NIAGARA FALLS, N.Y. — Spending years of your life serving your country on the frontlines only to come back and have the struggles continue is an all too familiar story, but there are some who have been continuously giving hope at home.

Army veteran John Cooper makes his way in to Niagara Gospel Mission with a purpose.

"I was in Kabul, Afghanistan and came on leave. So when I came home, came on leave, and I saw the condition of Niagara Falls being very similar to the condition of Kabul, Afghanistan," said Cooper, "which was like a legit war zone."

The men experiencing homelessness in this facility, they share something in common with its executive director.

"My wife lost her job. I was in school. She lost her job. So we moved back here with my parents," he noted. "So we faced homelessness. I'm under 30. So I came back. I started working here until I was going to go to Georgia to finish my schooling to be a chaplain. And then, the Lord had different plans."

From needing help to building a new life here with a family and a mission in Niagara Falls.

"I would say 9.5 million people a year come to this area to watch water fall off a cliff, but walk right past somebody made in the image of God who has value, who has dignity, who has worth," Cooper said. "They don't know that person, but they're uncomfortable."

Every day is different, but met with the same set of principles.

"So when I got back from Afghanistan, something that was said to me, that I felt really helped my marriage was, 'the hardest thing you've ever been through is hardest thing you've ever been through,'" he remembered. "You cannot treat people like they haven't been through what you've been through. Therefore they don't. They don't know how to deal with hardship. So where it translates is how was I able to deal with the hardship I've been through? Just kind of ciphering it down as hardship."

"To my 5-year-old, like his Lego pieces," he continued. "Not going together is the hardest thing that he's going through. And praise God, I want that to be the hardest thing he goes through, right?"

And while his mission operates on essentially a shoestring donation budget, the relationships built and these programs have them rich in pride and a few other things.

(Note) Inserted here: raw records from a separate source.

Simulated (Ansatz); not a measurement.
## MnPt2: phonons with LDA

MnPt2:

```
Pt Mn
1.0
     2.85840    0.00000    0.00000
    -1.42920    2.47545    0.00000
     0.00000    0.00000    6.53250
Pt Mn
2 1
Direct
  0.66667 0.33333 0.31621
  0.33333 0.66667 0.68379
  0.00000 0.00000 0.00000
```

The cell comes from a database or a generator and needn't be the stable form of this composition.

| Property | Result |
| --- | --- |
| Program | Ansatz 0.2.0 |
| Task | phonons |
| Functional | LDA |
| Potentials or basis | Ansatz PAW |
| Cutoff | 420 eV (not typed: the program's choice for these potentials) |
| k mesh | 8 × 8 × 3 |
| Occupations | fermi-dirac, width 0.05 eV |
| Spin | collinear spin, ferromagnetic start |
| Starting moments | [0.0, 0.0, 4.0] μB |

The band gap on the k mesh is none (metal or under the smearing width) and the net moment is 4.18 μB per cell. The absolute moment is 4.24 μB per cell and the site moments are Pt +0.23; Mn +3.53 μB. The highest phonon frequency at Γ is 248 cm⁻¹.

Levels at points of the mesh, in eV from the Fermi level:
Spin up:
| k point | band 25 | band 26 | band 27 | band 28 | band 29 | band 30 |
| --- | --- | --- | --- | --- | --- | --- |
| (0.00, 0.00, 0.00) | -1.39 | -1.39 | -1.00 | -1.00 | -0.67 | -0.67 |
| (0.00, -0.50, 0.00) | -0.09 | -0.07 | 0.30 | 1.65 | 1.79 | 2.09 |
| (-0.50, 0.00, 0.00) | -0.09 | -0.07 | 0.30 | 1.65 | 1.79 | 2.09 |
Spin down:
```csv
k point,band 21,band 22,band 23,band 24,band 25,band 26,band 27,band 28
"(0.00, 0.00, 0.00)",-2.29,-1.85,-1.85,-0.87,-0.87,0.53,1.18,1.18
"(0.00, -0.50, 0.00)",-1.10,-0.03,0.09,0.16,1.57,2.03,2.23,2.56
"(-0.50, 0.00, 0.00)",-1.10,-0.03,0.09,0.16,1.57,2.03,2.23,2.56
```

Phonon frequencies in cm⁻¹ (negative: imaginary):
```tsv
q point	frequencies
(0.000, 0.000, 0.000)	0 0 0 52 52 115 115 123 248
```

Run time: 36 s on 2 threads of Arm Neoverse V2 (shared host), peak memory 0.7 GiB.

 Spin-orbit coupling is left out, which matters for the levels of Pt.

"I couldn't do without my faith, right," Cooper asked. "So we really, as part of what we do here, we teach people that you know, a relationship with God is going to get you through the stuff that's been getting people through stuff for 2,000 years."

Whether those in need find more comfort in the spiritual or the structured.

"They taught us in the military was, it's about the platoon. It's about the squad. It's about the section. It's not about you," he said.

From the darkest days to the greatest triumphs, there's a thin line.

"Like, John Cooper's not awesome, right? I really am not," he said. "I am a sinner saved by grace. I am rotten as the guy next to me. Not only am I not better than anyone who walks through this door, I'm also two steps away from being them."

The will to put in the work drives John's personal and now professional success in and out of the mission.

"You are in the spot I was in. I'm not Mr. Fix It, who's come in here, right? I'm not. Sergeant Cooper isn't going to come and fix your life for you," he added. "But it can get better. And it has to get better - there's hope. That's what it is."

There are different types of homelessness, but no matter what your situation, there are folks like John Cooper and other organizations out there for help.